From: Francois Yergeau (FYergeau@alis.com)
Date: Tue Feb 25 2003 - 18:05:19 EST
ftang@netscape.com <mailto:ftang@netscape.com> wrote:
Unfortunatelly, FSS-UTF in Unicode 1.1 IS NOT UTF-8. Most of the people
refer to UTF-8 by looking at RFC 2279
http://www.cis.ohio-state.edu/cgi-bin/rfc/rfc2279.html
<http://www.cis.ohio-state.edu/cgi-bin/rfc/rfc2279.html>
and RFC 2044 http://www.cis.ohio-state.edu/cgi-bin/rfc/rfc2044.html
<http://www.cis.ohio-state.edu/cgi-bin/rfc/rfc2044.html>
but in that two RFCs, when it stated the decoding process, it does not
mention checking the non-shortest-form
2279 does mention it. Near the end of section 2 you have:
NOTE -- actual implementations of the decoding algorithm above
should protect against decoding invalid sequences. For
instance, a naive implementation may (wrongly) decode the
invalid UTF-8 sequence C0 80 into the character U+0000, which
may have security consequences and/or cause other problems. See
the Security Considerations section below.
And the Security Considerations explains why one should check that. It's
only a NOTE in 2279, hence not a normative prescription, reflecting the
state of Unicode back in 1998. It's being made a normative MUST in 2279bis.
Likewise, ever since the surrogate code point range was designated in
Unicode 2.0, it has been invalid (or at least nonsensical) to encode
values from U+D800 through U+DFFF directly in UTF-8.
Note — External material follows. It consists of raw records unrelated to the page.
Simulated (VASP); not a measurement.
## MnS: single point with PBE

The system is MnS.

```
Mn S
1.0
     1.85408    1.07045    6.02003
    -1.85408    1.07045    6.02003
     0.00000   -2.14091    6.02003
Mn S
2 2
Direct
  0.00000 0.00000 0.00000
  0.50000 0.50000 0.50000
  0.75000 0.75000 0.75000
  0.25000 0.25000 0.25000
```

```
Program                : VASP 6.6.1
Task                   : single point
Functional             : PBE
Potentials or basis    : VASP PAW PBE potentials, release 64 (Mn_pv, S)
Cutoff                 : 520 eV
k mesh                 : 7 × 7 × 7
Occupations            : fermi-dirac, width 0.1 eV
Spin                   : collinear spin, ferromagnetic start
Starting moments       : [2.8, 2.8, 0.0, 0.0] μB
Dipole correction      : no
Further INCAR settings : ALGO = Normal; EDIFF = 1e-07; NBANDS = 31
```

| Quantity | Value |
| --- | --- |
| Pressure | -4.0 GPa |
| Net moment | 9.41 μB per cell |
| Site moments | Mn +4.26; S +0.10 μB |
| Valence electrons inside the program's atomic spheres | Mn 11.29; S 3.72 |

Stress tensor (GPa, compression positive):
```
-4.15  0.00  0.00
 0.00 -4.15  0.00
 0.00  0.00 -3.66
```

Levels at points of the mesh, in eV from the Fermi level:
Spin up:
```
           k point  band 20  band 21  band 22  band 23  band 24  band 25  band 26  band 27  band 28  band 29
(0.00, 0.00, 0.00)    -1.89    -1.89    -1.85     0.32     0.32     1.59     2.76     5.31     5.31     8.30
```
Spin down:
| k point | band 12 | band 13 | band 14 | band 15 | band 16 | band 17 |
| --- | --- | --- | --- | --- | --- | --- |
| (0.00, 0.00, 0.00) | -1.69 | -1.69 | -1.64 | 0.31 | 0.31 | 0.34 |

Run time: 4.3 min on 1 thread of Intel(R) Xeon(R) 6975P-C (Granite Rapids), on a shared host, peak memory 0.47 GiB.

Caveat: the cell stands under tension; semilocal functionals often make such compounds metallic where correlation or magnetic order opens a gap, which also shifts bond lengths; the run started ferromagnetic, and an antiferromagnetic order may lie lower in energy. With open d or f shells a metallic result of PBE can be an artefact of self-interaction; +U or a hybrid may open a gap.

Again, RFC 2279 is the one people look at when they refer to UTF-8. And the
decoding process stated in there does not mention checking the range which
directly map to D800-DFFF
Unfortunately true, but that's being fixed in 2279bis.
Well... that is another question. Is UTF-8 which represent U+FFFE and
U+FFFF legal UTF-8 sequence?
Markus Scherer already answered this one: it's valid UTF-8 representing
non-characters that should not be exchanged across system boundaries. A
UTF-8 decoder is not necessarily located at such a boundary.
(Just like you may have a valid Base64 encoded file which encode an illegal
GIF file. Your base 64 is legal, fully conform to Base64 decoding logic and
could be decoed, but the decoded file is not a legal GIF file which conform
to the GIF file specification)
Pretty apt analogy.
Where is the boundary of legal UTF-8 from legal Unicode ?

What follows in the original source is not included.